(I'm going to use the term "sound cone" for the area you can hear an aircraft when it's at Mach ≥ 1, illustrated by this picture. Not considering the shockwave.)
So as explained in this answer, the angle that an oblique shockwave will form at is dependent on 2 things.
- The Mach number before the shock
- How much the flow has to turn in the shock
So this means that the shock angle will change with speed, but you can also change the shock angle by changing the aircraft shape (which would change the flow turning angle, therefore changing the shock angle).
The sound cone angle depends only on the speed, if I'm correct. When going Mach ≥ 1, the sound waves can't travel forwards relative to the plane because the plane is going faster than the sound, but they can travel sideways and back, evidenced by the picture above.
My confusion is here : Why does the sound cone angle always equal the shock angle?
(You can't hear an aircraft until after the shockwave)
Is it just a coincidence that the shock angle (determined by the flow turning angle and Mach number) equals the sound cone angle which only depends on the speed?

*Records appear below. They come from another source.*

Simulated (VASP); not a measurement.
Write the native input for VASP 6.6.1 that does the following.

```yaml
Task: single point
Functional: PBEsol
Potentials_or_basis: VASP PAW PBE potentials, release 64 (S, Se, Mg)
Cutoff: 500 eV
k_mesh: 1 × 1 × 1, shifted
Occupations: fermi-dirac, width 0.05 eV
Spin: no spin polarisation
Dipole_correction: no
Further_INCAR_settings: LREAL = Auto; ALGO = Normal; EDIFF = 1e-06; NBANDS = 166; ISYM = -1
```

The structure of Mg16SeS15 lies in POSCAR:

For an example (at Mach 1 in example) -- If you were to only change the nose shape of an aircraft, that would change the flow turning angle, and consequently the shock angle. You didn't change your speed, so the sound cone angle (again pictured above) wouldn't change. Wouldn't this mean at some point the sound cone and shockwave would meet, because they are not parallel? If they did intersect, the shock would travel through the sound cone and in that case you might be able to hear the aircraft before the shockwave.
My theory up to this point is that sound (say sound from a jet engine) can't travel through a shockwave, so it wouldn't matter if the shock and sound cone were parallel, because the sound can't travel through it anyway.